The authors organize a course "by setting a question which we ask the students to answer by functioning as a research team whose task it is to divide the labor and carry out the research necessary to answer the question" (862). Information-gathering in a larger "writing-knowing community" is crucial to this project. As many as possible of the procedures for carrying out an assignment are collaborative; the authors recommend that students "work together as coauthors, workshoppers, and knowledge makers" (864). As coauthors, students work in teams as they read, write, and report, which enhances both efficiency and the quality of work. The classroom becomes a workshop as students who report to one another about what they are discovering become a community of "knowledgeable peers" who provide feedback about "what is understandable and what isn't, what fits and what doesn't, which questions are answered and which ones are raised" (865).

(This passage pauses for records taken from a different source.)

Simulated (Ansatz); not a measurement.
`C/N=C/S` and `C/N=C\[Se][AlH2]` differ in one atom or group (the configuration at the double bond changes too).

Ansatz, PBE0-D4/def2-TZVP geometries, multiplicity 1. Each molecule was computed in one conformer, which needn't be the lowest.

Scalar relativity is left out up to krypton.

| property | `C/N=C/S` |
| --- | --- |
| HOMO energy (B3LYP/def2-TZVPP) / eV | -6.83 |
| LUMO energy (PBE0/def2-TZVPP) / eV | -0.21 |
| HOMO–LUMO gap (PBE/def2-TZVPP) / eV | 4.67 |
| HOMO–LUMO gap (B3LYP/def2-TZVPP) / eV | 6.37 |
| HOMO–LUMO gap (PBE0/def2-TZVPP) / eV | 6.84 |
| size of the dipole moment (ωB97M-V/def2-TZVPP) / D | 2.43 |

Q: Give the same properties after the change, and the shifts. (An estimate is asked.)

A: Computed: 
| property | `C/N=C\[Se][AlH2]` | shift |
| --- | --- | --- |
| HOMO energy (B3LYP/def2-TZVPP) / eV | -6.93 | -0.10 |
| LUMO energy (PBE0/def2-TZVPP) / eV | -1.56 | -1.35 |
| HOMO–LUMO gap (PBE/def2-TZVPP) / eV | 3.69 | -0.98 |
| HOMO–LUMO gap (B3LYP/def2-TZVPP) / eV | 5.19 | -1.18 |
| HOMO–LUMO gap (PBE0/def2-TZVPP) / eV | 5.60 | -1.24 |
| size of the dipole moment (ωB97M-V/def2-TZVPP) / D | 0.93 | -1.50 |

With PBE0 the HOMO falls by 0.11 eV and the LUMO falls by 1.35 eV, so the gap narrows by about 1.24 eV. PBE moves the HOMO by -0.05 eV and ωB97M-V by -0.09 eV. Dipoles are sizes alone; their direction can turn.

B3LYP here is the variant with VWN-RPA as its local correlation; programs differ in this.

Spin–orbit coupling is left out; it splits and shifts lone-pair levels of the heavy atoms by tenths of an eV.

Through these experiences, students learn to participate in "honest scholarly inquiry." Reither and Vipond conclude that "by reading the literature of a given field of study, students learn the values, conventions, forms of argument and evidence of that field. They learn that writing and knowing consist in using and building on others' writing and knowing. In short, they learn to write by reading" (866), with collaboration as a principal mode of activity throughout the process.
In determining student grades, the authors give equal weight to quantitative and qualitative criteria. The former refer to attendance and "consistency of effort," including "the number of times each student participates on a research team, drafts or rewrites a report" (864). Students themselves apply the qualitative criteria, evaluating (in confidential assessments) how much they have been helped by the students they have worked with.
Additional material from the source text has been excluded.